RIGHT TO BE FORGOTTEN: Last week the Superior Court in France, arguably one of the most enthusiastic countries when it comes to Right to be Forgotten, rendered a decision that might have come as a surprise for some. As it turns out, the WAN-IFRA report on the topic, published earlier this year, concluded rightly that “for newspapers there should be little cause for concern”.

by WAN-IFRA Staff executivenews@wan-ifra.org | May 23, 2016

The case was brought against financial newspaper Les Echos by two brothers who objected to the fact that a research in the newspapers’ online archive returned as first result an article published in 2006 that reported on their past troubles with the French version of the US Security and Exchange Commission. The plaintiffs wanted their names expunged from the article, and the piece de-indexed in the newspaper’s search engine.

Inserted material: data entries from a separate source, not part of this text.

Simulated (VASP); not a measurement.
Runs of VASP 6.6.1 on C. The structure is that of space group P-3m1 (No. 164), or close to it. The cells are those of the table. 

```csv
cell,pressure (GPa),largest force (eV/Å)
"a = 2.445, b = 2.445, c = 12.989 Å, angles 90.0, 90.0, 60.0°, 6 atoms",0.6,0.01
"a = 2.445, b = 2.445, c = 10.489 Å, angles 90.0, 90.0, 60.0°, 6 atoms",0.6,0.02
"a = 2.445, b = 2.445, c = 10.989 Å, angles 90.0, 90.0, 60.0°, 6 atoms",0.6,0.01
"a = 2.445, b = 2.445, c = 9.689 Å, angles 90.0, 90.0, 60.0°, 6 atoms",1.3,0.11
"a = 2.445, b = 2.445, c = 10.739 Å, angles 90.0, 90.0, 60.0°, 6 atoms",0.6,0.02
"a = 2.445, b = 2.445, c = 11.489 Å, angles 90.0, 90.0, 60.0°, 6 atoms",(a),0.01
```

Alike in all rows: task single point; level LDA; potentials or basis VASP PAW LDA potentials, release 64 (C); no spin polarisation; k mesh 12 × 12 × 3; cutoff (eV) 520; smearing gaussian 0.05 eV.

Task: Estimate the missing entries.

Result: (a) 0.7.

Right to be forgotten and press freedom 

The Court found first of all that the facts reported in the article were true, what made the case a press freedom issue. It was further noted that anonymizing the people involved would have rendered the news irrelevant and uninteresting. The judge also rejected the second request of the plaintiffs, commenting that the accessibility of the article is an essential component of the exercise of freedom of the press.

The Court thus upheld the decision of the appellate judge and concluded that both remedies “exceeded the acceptable restrictions to freedom of the press”, and effectively confirmed the theory that the exception for  journalistic use of data of the Privacy Directive makes the right to be forgotten inapplicable to newspapers.

The case was extremely similar to the one that led the Court of Justice of the European Union to the so called “right to be forgotten” decision in May 2014. Just like in the Costeja and Google Spain case, the plaintiffs Pascal and Stéphane Dokhan reacted to the digitalisation of the newspapers archive, which made the article regarding their case appear prominently in the results of an internet search on the basis of their names.

While Mr Costeja, after repeatedly losing his case against Spanish newspaper La Vanguardia resolved to direct his complaint to Google, the Dokhan brothers decided instead to keep suing Les Echos up until the highest of French courts.

The interest of the decision lies in the fact that for a while now we at the World Association of Newspapers have had conversations with news publishers preoccupied of the possible future developments of the jurisprudence with regard to the Costeja decision. Their concern was that sooner or later also the search engines of newspaper websites might be defined “data controllers” with regard to their online archives, and therefore forced to respect the “right to be forgotten” through the same reasoning that was imposed upon Google Inc. in May 2014. For more details see chapter 1 of the report “decision and legal framework”.

The answer of our report to these concerns was that the Costeja decision did not seem to bear consequences for news outlets. The article summarizing the report explained that “in one of the few clear points of its decision, the Court explicitly said that newspapers are not concerned with link removals on the basis of Right to Be Forgotten, as the existing Privacy Directive, just like the upcoming Regulation, provide for an exception for journalistic use of data. In plain English, this means that if private data that should be erased following the EU legislation are in a news piece, they can stay published”.

After reading the decisions of all the judgement degrees in the Dokhan case, it appears that the simple fact that the requested remedies had an impact on the integrity of a newspaper article was sufficient to lead all the judges concerned to reject the Dokhans’ plea.

The issue of territoriality – an update to chapter 2 of our report

In the meantime the face-off continues between Google and the French Data Protection Authority CNIL in the administrative courts.

At the end of March the regulator issued Google with a 100,000 € fine sanctioning its practice of limiting the removal of links in the case of successful right to be forgotten claims to its European domains.

On Thursday Google officially responded with an article in French newspaper Le Monde, cross-published on their European blog. In the piece Google’s global general counsel Kent Walker bluntly says that while “For hundreds of years, it has been an accepted rule of law that one country should not have the right to impose its rules on the citizens of other countries (…..) the French data protection regulator (the CNIL) ordered that its interpretation of French law protecting the right to be forgotten should apply not just in France, but in every country in the world”.
The article draws a parallel between this fact and striking examples of information that is considered illegal in some parts of the world but perfectly legal elsewhere. It concludes announcing Google’s appeal of the CNIL’s order, described as an act in defense of the “foundational principle of international law” that is territoriality.